Monday, April 13, 2009

Retirement Saving In Recession: It Still Makes Sense

No one is going to argue that times are tough these days. Most people need to stretch their dollars as much as possible to squeeze in all of the necessities. Wages have been largely stagnant for the better part of the last decade, meaning that there are fewer discretionary dollars available for spending.

There's no law that requires you to save for retirement, though many employers now require participation at some level in company-sponsored retirement savings plans. Most companies that have a 401(k) plan offer some kind of matching incentive. In the past year, some big-name corporations have suspended their 401(k) matching grants, but in all 99% of companies that were matching last year at this time are still matching this year.

Under the circumstances, should you continue to save for retirement? Probably. Most 401(k) investments are based in stocks or a mixture of stocks and bonds. Historically, the stock market has risen in value over time. At the moment, the decrease in the value of retirement funds and investments may mean a loss for your past investments, but also represents an opportunity to buy investment-grade securities effectively at a discount.

Moreover, your only opportunity to save for retirement is during your working years. Ideally, you should start saving while you're in your prime. If you need to slow down at work as you get older, or experience health or other issues that prevent you from working to your full potential, your retirement savings will continue to work and generate income for you.
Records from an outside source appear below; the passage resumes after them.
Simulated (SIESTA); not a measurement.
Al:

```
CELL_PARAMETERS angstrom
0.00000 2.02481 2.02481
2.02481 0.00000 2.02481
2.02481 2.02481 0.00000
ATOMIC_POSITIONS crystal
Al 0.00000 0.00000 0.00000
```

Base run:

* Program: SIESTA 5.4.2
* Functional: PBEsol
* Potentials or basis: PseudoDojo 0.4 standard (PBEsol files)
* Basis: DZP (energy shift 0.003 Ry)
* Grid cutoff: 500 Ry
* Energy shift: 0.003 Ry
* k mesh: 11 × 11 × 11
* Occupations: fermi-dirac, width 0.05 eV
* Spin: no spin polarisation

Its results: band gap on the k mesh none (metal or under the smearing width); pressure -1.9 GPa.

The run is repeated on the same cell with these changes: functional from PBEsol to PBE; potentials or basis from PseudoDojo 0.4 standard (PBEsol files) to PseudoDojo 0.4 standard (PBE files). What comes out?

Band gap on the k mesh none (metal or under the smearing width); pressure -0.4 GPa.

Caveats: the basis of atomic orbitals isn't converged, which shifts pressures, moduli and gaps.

If you wait until you're in your mid-30's, 40's or later to start saving for retirement, the likelihood that you'll be able to amass enough cash to carry you through your retirement is slim. Regardless of the state of the economy, you should continue to save for retirement no matter what the economic circumstances are and how much you can put away. Something is always better than nothing.

One caveat: consider creating a broad retirement portfolio that includes a mixture of tax-deferred and taxed assets. One thing you'll want to avoid is being completely dependent on tax-deferred retirement assets. If you maintain some portion of retirement assets that are taxed, you'll have more choices available to you if you need to retire early or withdraw the money for some other reason.